MCCHORD AIR FORCE BASE, Wash. -- Airman First Class Jarrod Wetherhill an airfield systems maintenance technician assigned to the 62nd Communications Squadron, uses a Portable Instrument Landing System Receiver to measure a specific radio frequency on the airfield on May 22, 2007. (U.S. Air Force photo/Abner Guzman)

MCCHORD AIR FORCE BASE, Wash. -- Airman First Class Jarrod Wetherhill an airfield systems maintenance technician assigned to the 62nd Communications Squadron, uses a Portable Instrument Landing System Receiver to measure a specific radio frequency on the airfield on May 22, 2007. (U.S. Air Force photo/Abner Guzman)

Senior Airman Nicholas Higbee, an airfield systems maintenance technician assigned to the 62nd Communications Squadron, performs corrosion control on an antenna situated atop the Glideslope tower on Tuesday May 22, 2007. (U.S. Air Force photo/Abner Guzman)(Released)

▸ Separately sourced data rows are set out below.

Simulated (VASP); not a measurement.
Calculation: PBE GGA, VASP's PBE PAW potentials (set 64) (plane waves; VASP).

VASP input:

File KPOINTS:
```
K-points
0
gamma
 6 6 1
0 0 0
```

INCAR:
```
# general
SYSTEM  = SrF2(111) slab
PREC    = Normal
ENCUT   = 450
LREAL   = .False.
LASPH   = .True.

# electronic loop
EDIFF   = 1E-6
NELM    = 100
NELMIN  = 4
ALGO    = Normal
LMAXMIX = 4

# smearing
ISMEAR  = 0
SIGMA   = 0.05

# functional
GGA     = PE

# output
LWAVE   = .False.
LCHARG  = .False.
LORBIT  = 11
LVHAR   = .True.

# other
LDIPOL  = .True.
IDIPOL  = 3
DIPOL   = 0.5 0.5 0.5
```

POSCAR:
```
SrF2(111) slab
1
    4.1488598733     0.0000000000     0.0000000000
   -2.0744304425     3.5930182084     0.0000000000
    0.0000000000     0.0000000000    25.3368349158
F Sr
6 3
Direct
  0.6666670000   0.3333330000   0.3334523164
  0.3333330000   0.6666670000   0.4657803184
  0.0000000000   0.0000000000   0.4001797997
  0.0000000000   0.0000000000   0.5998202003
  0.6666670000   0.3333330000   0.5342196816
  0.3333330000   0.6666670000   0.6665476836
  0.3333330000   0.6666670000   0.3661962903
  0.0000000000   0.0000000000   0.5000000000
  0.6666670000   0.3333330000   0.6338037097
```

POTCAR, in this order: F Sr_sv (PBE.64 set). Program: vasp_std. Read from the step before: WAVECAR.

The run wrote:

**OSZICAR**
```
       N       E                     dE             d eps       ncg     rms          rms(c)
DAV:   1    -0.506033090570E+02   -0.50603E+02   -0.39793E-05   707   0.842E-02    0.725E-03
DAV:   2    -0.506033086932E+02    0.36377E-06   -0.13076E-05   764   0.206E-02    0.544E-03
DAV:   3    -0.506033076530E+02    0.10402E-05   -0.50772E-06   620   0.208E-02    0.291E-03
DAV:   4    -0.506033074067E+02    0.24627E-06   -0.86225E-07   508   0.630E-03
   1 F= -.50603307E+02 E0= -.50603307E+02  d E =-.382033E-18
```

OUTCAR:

Senior Airman Nicholas Higbee, an airfield systems maintenance technician assigned to the 62nd Communications Squadron, performs corrosion control on an antenna situated atop the Glideslope tower on Tuesday May 22, 2007. (U.S. Air Force photo/Abner Guzman)(Released)

Staff Sergeant Jessica Wilhelm, right, assists Senior Airman Nicholas Higbee, adjust his harness on Tuesday May 22, 2007 prior to performing corrosion control on an antenna situated atop the Glideslope tower. SSgt Wilhelm and SrA Higbee are airfield systems maintenance technicians assigned to the 62nd Communications Sqaudron. (U.S. Air Force photo/Abner Guzman)(Released)

Staff Sergeant Jessica Wilhelm, right, assists Senior Airman Nicholas Higbee, adjust his harness on Tuesday May 22, 2007 prior to performing corrosion control on an antenna situated atop the Glideslope tower. SSgt Wilhelm and SrA Higbee are airfield systems maintenance technicians assigned to the 62nd Communications Sqaudron. (U.S. Air Force photo/Abner Guzman)(Released)

MCCHORD AIR FORCE BASE, Wash. -- In a region known for overcast skies and incessant rain showers, the chances are good C-17 Globemaster III pilots don't land at McChord very often on sight alone because dense fog, heavy rain, sleet, strong winds and occasional snowfall can reduce visibility, forcing them to depend on their navigation instruments. 

The 62nd Communications Squadron's meteorological and navigation section maintains all of the equipment that makes it possible for each aircraft to land safely in bad weather. 

The section monitors and maintains eight instrument shelters, seven of which are on the flightline.

Each piece of navigation equipment inside the shelters emits a radio wave that helps give the incoming aircraft's navigation system an accurate approach path. 

Periodic maintenance checks are all part of keeping the shelters up and running, said Staff Sgt. Jessica Wilhelm, 62nd CS. 

Each instrument location is housed in a climate-controlled atmosphere, but sometimes nature can cause chaos. 

"Birds can land on them and spiders can build webs around them," Sergeant Wilhelm said. 

Though seemingly insignificant, the small disturbances could cause issues with the signal, she said. 

The section is also constantly checking to see that other outside disturbances or power outages haven't caused the instruments to drift outside their parameters, she said. 

A signal operating outside its parameters could have tragic repercussions. 

"The signals have to be accurate because there is very little margin of error," said Tech. Sgt. William Dixon, 62nd CS. 

If an aircraft comes in off the center line due to an instrument malfunction, it could miss the runway and possibly crash, he said. 

In addition to paving the way for pilots to have an accurate path to the runway, the section also makes communication possible between all parties involved in the mission and services the equipment that delivers accurate weather information. 

The section maintains the radios and weather equipment at the command post, base weather and base operations in Bldg. 1172 and the radios in the control tower that each use to communicate with incoming aircraft. 

The weather equipment at various locations around the flightline collects data and sends it to a central terminal, Sergeant Dixon said. 

Using the weather data, base officials are able to determine if the runway provides the safest conditions for landing when it comes to headwinds or tailwinds, Sergeant Wilhelm said. 

The section's responsibilities even reach to other locations, as they maintain the weather systems at Fort Lewis and an automated weather observation station in Yakima. 

When it comes to landing airplanes at McChord, no matter the conditions, if the meteorological and navigational section's equipment is fully operational, pilots have a clear path to the runway and Airmen can continue to accomplish their global airlift mission.